Business Process Management

Business process management (BPM) has been referred to as a “holistic management” approach to aligning an organization’s business processes with the wants and needs of clients. It promotes business effectiveness and efficiency while striving for innovation, flexibility, and integration with technology. BPM attempts to improve processes continuously. It can therefore be described as a “process optimization process.” It is argued that BPM enables organizations to be more efficient, more effective and more capable of change than a functionally focused, traditional hierarchical management approach. These processes are critical to any organization,[citation needed] as they can generate revenue and often represent a significant proportion of costs. As a managerial approach, BPM sees processes as strategic assets of an organization that must be understood, managed, and improved to deliver value-added products and services to clients. This foundation closely resembles other Total Quality Management or Continuous Improvement Process methodologies or approaches.

BPM goes a step further by stating that this approach can be supported, or enabled, through technology to ensure the viability of the managerial approach in times of stress and change. In fact, BPM offers an approach to integrate an organizational “change capability” that is both human and technological. As such, many BPM articles and pundits often discuss BPM from one of two viewpoints: people and/or technology.

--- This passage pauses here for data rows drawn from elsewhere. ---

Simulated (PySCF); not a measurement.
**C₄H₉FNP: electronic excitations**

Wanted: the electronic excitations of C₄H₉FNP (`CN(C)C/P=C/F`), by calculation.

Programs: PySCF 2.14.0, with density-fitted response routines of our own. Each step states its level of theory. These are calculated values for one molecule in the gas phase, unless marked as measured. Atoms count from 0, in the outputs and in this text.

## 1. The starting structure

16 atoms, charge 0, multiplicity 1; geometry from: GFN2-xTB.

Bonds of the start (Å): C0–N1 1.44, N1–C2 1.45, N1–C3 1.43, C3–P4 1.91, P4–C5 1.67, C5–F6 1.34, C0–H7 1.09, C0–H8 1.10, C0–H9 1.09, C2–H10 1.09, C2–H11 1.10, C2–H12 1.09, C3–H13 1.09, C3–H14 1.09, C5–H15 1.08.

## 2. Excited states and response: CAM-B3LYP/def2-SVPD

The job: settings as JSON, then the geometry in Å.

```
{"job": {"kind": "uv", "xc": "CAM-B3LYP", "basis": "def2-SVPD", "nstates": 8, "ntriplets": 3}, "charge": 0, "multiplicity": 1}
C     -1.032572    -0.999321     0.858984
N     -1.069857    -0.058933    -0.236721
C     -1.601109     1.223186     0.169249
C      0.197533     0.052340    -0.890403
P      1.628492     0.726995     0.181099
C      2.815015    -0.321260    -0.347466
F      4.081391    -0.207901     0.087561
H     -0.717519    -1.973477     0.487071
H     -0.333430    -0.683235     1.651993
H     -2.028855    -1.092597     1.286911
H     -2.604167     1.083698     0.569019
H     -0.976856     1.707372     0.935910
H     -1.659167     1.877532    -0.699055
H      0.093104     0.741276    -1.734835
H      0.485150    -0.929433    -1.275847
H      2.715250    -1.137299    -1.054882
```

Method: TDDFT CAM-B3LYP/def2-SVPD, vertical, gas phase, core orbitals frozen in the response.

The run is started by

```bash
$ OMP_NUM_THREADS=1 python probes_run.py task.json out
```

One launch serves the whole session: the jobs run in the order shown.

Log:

BPM or Business Process Management is often referred to [by whom?] as ‘Management by Business Processes’. The term “business” can be confusing as it is often linked with a hierarchical view (by function) of a company. It is therefore preferable to define BPM as “corporate management through processes”. Process governance is all of the company’s governance activities, which by way of allocating on the processes, work towards reaching its objectives, which are both operational and progress-related.

Process management is all the management activities of a given process which work towards reaching the objectives allocated for this process. Roughly speaking, the idea of business process is as traditional as concepts of tasks, department, production, and outputs.

Although BPM initially focused on the automation of business processes with the use of information technology, it has since been extended to integrate human-driven processes in which human interaction takes place in series or parallel with the use of technology. For example (in workflow systems), when individual steps in the business process require deploying human intuition or judgment, these steps are assigned to appropriate members within the organization.

More advanced forms such as human interaction management is in the complex interaction between human workers in performing a workgroup task. In this case, many people and systems interact in structured, ad-hoc, and sometimes completely dynamic ways to complete one to many transactions.

BPM can be used to understand organizations through expanded views that would not otherwise be available to organize and present, such as relationships between processes. When included in a process model, these relationships provide for advanced reporting and analysis. BPM is regarded by some[who?] as the backbone of enterprise content management. Because BPM allows organizations to abstract business process from technology infrastructure, it goes far beyond automating business processes (software) or solving business problems (suite).

BPM enables business to respond to changing consumer, market, and regulatory demands faster than competitors – creating competitive advantage.

jBPM is an open-source workflow engine written in Java that can execute business processes described in BPMN 2.0 (or its own process definition language jPDL in earlier versions). It is released under the ASL (or LGPL in earlier versions) by the JBoss community.

In essence jBPM takes graphical process descriptions as input. A process is composed of tasks that are connected with sequence flows. Processes represent an execution flow.

The graphical diagram (flow chart) of a process is used as the basis for the communication between non-technical users and developers. Each execution of a process definition is called a “process instance”. jBPM manages the process instances. Some activities are automatic like sending an email or invoking a service. Some activities act as wait states, like for example human tasks or waiting for an external service to return results. jBPM will manage and persist the state of the process instances at all times. jBPM is based on the Process Virtual Machine (PVM) which is the JBoss community’s foundation to support multiple process languages natively.

We are using jBPM to automate complex BRs (Business Rules) for process and/or workflow management specially. It helps us to develop complex systems to processing of documents coming from different channels and routing the documents to the next process step.